So before we get started I thought it might be worthwhile just running through the kinds of tools you may need when it comes to pruning fruit trees so the first off Secateurs keep them clean always sharpen them so a small pair sharp secateurs it's good for pruning small branches and just keeping a tree in general good health however if you're moving on to more severe pruning like we're about to do you may need a pair of telescopic loppers as I call them which have a really sharp blade you can go through quite quite sort of thick branches usually it tells you the kind
of diameter that you can cut through on them and different pairs of loppers will have different gauges they're good for the thicker branches however if you're going to be doing some big major pruning like me you may need one of these you can see that which is a specialist wood saw the trees so it's got a really vicious blade razorsharp very dangerous so make sure you've got adequate protection in the form of gloves if you're using a ladder make sure you've got some at the bottom to help and just take care slowly but surely wins the race so I'm going to take these
tools around now start to prune the pear tree.

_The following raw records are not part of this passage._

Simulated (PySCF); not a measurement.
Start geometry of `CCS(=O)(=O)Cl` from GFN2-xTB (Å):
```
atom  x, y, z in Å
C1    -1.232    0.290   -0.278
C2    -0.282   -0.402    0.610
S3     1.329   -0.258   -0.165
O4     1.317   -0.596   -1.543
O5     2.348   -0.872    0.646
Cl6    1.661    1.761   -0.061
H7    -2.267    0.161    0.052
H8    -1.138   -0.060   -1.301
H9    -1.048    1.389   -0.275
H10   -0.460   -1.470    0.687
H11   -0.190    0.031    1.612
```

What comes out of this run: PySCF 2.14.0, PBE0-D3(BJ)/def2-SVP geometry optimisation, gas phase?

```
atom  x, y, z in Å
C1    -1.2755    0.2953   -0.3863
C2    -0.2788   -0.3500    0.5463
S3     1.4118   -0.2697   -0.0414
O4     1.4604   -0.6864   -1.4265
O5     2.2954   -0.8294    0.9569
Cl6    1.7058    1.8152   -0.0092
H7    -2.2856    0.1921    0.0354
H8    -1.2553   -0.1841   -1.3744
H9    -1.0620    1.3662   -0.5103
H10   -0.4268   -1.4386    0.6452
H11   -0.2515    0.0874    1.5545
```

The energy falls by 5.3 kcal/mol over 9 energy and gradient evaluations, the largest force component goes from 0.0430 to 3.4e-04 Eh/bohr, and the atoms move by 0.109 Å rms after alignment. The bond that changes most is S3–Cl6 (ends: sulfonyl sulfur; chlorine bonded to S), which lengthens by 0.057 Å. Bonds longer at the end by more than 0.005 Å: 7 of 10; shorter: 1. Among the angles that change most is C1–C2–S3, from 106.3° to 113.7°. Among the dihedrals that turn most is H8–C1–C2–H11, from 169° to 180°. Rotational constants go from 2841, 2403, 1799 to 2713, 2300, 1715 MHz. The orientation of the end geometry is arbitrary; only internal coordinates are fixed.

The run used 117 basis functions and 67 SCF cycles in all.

So once you're ready to start pruning first tip would be stand back have a look at the shape of the tree and identify the key branches that you're
going to need to remove now key branches would be any dead material branches that are crossing rubbing or in my case a branch that's just been left to grow to tow another tip is always start at the top and work down don't be tempted especially on bigger trees just to cut halfway down to save all that work because what will happen is that all those branches will fall on top of you and do yourself a mischief so take some time if you're gonna use ladders make sure the proper secured little by little
bit bit bit start to take down the branches that you want in small chunks
so let's go!

so taking out the leader stem which should mean that all the energy that was going into those upper branches then gets redirected to all the side branches and will hopefully give me some fruit now I'm having to really hard prune this because it is a real mess so if it don't get fruit this year it's not a problem providing it get it into a good shape for the year after that it can fruit because at the moment with all these branches crossing over tangled.